Suds (Mostly) Trump the Grub at Brat Haus
Art lovers have Bosch's The Garden of Earthly Delights, Springsteen (and Jerry Maguire) fans have their "Secret Garden," but when it comes to a place where malted barley is cultivated like the most delicate of seedlings, a beer garden may be the one place nearly every hophead craves a romp through.
Six months ago, restaurateur Dave Andrea (formerly with Old Town Tortilla Factory, Wild Noodles, and Fat Slim's BBQ) put down roots for his own beer garden in Old Town. Called Brat Haüs, it's the Scottsdale version of a beer hall: a clean and comfortable gastropub with two tiny buildings flanking a spacious beer garden. The outdoor area, peppered with picnic tables, potted plants, and strings of bistro lights, usually fills up before the indoor spaces do.
And it's at Brat Haüs where nearly 30 beers on tap and almost 40 in bottles and cans aim to satisfy the city's legion of craft beer lovers. A strong German or Belgian brew? Got it. A rich golden ale from California? Sure, bottle or draft? How about a double IPA topped with a Russian imperial stout? Comin' right up. Even teetotalers have a wide variety to pick from. There's a pleasantly lip-puckering housemade lemonade and such obscure sodas as Fever Tree Ginger Beer, Jelly Belly Vanilla Cream, and Kickapoo Joy Juice.

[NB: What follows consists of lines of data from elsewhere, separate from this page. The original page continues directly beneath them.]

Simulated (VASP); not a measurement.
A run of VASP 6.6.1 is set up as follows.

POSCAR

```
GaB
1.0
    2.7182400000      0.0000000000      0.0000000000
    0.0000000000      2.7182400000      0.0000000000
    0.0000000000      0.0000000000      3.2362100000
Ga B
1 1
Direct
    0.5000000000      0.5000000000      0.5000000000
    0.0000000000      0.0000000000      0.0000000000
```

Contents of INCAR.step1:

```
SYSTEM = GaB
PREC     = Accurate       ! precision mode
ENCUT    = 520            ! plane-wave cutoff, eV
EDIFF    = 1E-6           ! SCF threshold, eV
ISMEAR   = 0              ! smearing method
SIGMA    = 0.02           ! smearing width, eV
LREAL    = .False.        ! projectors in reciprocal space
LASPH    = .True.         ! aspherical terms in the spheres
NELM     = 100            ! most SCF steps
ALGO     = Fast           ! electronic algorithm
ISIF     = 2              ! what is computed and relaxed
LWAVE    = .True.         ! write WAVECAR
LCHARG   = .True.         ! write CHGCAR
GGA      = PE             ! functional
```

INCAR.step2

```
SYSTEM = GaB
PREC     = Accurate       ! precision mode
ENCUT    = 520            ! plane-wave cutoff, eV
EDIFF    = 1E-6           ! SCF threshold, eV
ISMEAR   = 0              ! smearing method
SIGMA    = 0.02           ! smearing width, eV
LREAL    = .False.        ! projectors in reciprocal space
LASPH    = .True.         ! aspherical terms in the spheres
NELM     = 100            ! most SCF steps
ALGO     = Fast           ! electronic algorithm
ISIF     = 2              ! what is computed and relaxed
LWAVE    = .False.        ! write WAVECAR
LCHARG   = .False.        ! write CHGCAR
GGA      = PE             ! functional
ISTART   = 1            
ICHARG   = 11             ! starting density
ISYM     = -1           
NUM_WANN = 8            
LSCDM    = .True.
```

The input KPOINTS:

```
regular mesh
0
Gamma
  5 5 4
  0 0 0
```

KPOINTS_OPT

3622 North Scottsdale Road, Scottsdale
Hours: 11 a.m. to 10 p.m. Sunday through Thursday; 11 a.m. to midnight Friday and Saturday
Brat Haus original pretzel: $4.25
Chorizo brat: $7
German potato salad (with fried egg): $3.75
Along with the suds comes the grub, and for that, Andrea's partnered with former Digestif and Caffe Boa chef Payton Curry. His locally focused menu of homemade sausages, German specialties, and house-pickled fare pairs well with the sour, fruity, hoppy, and rich flavors of its brewed brethren. With enough notice, Curry will even roast an entire pig for a family feast at home.
But for all of Curry's efforts — some stellar and others less so — the food complements the beer, and not the other way around. At Brat Haüs, the taps trump the kitchen; and despite the more food-inclined who would like to think otherwise, the drinkers have the advantage.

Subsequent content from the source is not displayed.